Today we're shining a much-deserved spotlight on ENELL Ambassador Brooke Pleger. Today she's competing in the Olympic Trials in her sport of Hammer Throw.
We did a Q&A with her as she heads into today's competition:
What is exactly is hammer throw? How would you describe it in its simplest terms for those who have never seen it?
Hammer throw is a track and field event. They don't have it in high schools, unless you join a specific track club. It is basically an iron ball, attached to a wire with a handle. The ball weighs 4 kilograms. You wind the ball a couple of times, and turn then release. Everyone does a different number of turns, but it's usually around 3-4 turns. I do 4.
What got you interested in hammer throw? How long have you been throwing?
I became interested in hammer right before my senior year in high school. I joined a track club to improve my shot and discus marks, but the coach in the club was really into hammer. He got me started and I fell in love right away. Prior to throwing, I was a gymnast for 13 years. My gymnastic coach was married to my track and field coach and she was the one who suggested I try throwing. I started throwing shot and discus my freshman year in high school, but did not pick up the hammer until my senior year. This will be my 7th year throwing hammer.
What does your training program look like? Do you have to focus on strength or conditioning or a combo? Any favorite training activities?

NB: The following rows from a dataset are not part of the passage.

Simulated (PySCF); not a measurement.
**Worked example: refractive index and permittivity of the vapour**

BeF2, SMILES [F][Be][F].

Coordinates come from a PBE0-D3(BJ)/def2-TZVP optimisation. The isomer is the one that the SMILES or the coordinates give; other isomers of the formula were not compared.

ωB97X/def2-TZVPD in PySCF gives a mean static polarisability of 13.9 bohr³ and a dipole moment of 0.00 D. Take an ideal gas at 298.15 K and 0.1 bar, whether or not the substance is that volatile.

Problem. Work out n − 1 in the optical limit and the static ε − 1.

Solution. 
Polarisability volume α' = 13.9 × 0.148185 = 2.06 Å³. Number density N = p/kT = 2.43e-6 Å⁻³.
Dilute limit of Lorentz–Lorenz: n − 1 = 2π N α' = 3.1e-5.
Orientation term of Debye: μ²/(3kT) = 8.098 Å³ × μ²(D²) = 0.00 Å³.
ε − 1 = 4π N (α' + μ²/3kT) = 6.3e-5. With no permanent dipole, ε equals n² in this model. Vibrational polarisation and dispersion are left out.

My training program is mostly throwing. I don't do much cardio work at all. I spend 5 days a week taking around 20 throws per session. After each throws session I have a lift that I do. The weight is usually kept in the 70% of max range. I do enjoy squats and power cleans.
The road to the Olympics is a very long one! What is the trials process, and how can we follow along?
The Trials started on July 1st and end on July 10th. Women's hammer is July 6th at 1pm PST. I am in the second flight of women's hammer, so I will most likely be throwing around 2pm. There will be live results posted at this link.
There will also be a live stream video on NBC extra live online. There is an Olympic trials standard (67m for women) and if you hit that standard you are automatically in for the trials. They will however, fill the field up to 24 athletes. So even if you don't throw 67m, if you are in the top 24 then you will qualify. I qualified with a throw of 69.72m and am sitting in 8th place going in. Top 3 finishers at the trials will go on to Rio.
Where can people go to find out more about this sport?
Check out USATF.org as well as throwholics.com.